As clients, prospects and projects dried up, companies began wielding the ax on jobs and budgets, even whacking away at benefits. "Health insurance here is killing us," says David N. "Our costs are going up 30 percent a year and that takes a direct cut out of the bottom line for us. We've had to make the decision to either take the hit personally and forego a raise, or drop our health insurance."

Those factors are just a few among myriad others that companies have been using to justify the cuts we've seen in overall partner pay this year, down to the 5 percent average dip in salary (for a difference of $5,127) and the 1.2 percent dip in median salary ($81,000, or $1,000 less).

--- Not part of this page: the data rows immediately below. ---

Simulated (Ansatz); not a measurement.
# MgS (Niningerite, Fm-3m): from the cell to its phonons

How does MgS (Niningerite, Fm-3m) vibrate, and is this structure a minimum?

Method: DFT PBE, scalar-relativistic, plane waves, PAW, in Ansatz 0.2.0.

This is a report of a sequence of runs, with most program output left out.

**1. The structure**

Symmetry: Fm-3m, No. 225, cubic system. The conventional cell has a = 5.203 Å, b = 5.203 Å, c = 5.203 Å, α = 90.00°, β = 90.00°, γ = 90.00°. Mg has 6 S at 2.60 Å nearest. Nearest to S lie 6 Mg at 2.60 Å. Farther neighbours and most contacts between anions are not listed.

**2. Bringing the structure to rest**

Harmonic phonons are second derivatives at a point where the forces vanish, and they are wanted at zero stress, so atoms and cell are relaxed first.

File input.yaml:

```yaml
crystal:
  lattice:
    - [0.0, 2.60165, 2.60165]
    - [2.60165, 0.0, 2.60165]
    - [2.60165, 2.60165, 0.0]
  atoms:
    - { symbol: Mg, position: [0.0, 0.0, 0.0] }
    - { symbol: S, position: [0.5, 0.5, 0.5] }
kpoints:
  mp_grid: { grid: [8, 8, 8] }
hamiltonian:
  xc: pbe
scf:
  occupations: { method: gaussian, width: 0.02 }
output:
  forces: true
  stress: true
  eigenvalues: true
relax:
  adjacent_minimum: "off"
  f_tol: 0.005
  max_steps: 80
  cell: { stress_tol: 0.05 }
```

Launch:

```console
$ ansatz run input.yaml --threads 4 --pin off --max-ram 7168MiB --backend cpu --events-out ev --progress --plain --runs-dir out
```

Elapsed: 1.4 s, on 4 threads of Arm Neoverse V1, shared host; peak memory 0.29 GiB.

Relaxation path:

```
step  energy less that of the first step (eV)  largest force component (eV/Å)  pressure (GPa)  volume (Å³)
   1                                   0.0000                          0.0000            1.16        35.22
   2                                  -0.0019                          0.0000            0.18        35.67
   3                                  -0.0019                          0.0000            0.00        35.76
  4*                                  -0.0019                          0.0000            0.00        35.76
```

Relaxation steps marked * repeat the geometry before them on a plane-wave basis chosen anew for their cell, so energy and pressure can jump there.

[Click on image for larger view.]



[Click on image for larger view.]



[Click on image for larger view.]



[Click on image for larger view.]



[Click on image for larger view.]

Cautious Optimism
What's odd is that there seems to be some general optimism among respondents, as indicated by the collective prediction on raises and bonuses for the next year. There were 55 percent of respondents who expect to see an improvement in raises in the coming months, which betters the 2009 result by 11 percentage points. That puts Thad B., a quality assurance manager with a manufacturing company and Certified Partner in the Northwest, in good company along with them. He says that salaries at his company have stabilized, but he's eyeing an increase "due to the fact that part of our compensation is based on our company's performance through profit sharing. Right now we're experiencing growth due to a product line that's in high demand."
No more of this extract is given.